Datasheet Generation: On-Demand and Batch PDF Creation

This article explains how we generate product datasheets as PDFs, both on-demand (when users request them) and in batch (pre-generating for popular products).

The Problem: Creating Product Datasheets

Each product needs a professional PDF datasheet with:

  • Product name and images

  • Technical specifications grouped by category

  • Company branding and contact information

  • Optimized layout (single page, balanced columns)

Generating PDFs on every request is slow (~2 seconds per PDF). Pre-generating all 65,000 SKUs wastes storage and time.

The Solution: Hybrid Approach

We use two generation methods:

On-demand: Generate PDF when user requests it (first time)
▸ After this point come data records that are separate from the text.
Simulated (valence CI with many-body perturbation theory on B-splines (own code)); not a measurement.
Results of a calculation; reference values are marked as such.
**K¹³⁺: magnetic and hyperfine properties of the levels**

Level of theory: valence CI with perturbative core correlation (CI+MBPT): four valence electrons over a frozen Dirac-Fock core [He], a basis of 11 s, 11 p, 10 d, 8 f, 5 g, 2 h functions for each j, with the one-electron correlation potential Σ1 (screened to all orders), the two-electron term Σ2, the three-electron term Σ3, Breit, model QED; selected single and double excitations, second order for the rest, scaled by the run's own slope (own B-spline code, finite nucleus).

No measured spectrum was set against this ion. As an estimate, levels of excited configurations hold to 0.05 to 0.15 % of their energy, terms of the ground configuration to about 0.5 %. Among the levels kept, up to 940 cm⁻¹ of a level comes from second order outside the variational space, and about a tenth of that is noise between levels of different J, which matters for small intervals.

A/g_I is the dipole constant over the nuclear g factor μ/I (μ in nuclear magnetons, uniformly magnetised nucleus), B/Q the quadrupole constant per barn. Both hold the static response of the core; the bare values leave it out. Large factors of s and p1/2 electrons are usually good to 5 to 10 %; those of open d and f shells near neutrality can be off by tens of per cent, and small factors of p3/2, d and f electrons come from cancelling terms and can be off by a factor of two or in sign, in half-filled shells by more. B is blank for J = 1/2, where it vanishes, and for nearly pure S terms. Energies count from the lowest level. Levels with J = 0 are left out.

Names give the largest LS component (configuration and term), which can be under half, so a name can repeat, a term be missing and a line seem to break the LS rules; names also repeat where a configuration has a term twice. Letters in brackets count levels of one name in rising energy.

Batch: Pre-generate PDFs for popular products (nightly)

On-Demand Generation

URL Structure

/ds/<sku>.pdf
/ds/<sku>

Both URLs generate the same PDF.

Request Flow

@web.route("/ds/<sku>.pdf")
def datasheet(sku: str):
    # Validate SKU
# ... (implementation details omitted)

Generation Process

Step 1: Get Product Data

# Product name
name = expand_sku(sku)

# ... (implementation details omitted)

Step 2: Balance Columns

Features are distributed across 3 columns to balance line counts:

# Calculate lines per feature group
all_groups = []
for heading, f_items in features.items():
# ... (implementation details omitted)

Step 3: Calculate Image Heights

# Main image height (proportional to aspect ratio)
with Image.open(main_image_path) as img:
    main_width, main_height = img.size
# ... (implementation details omitted)

Step 4: Calculate Spacer

Push footer to bottom of page:

available_height = 25.0  # cm
content_height = total_image_height + text_height_cm
spacer_height = max(0, available_height - content_height)

Step 5: Render HTML

html = render_template(
    "datasheet.html",
    sku=sku,
# ... (implementation details omitted)

Step 6: Generate PDF

options = {
    "page-size": "A4",
    "enable-local-file-access": None,
    "load-error-handling": "ignore",
    "load-media-error-handling": "ignore",
    "no-stop-slow-scripts": None
}

pdf_data = pdfkit.from_string(html, options=options)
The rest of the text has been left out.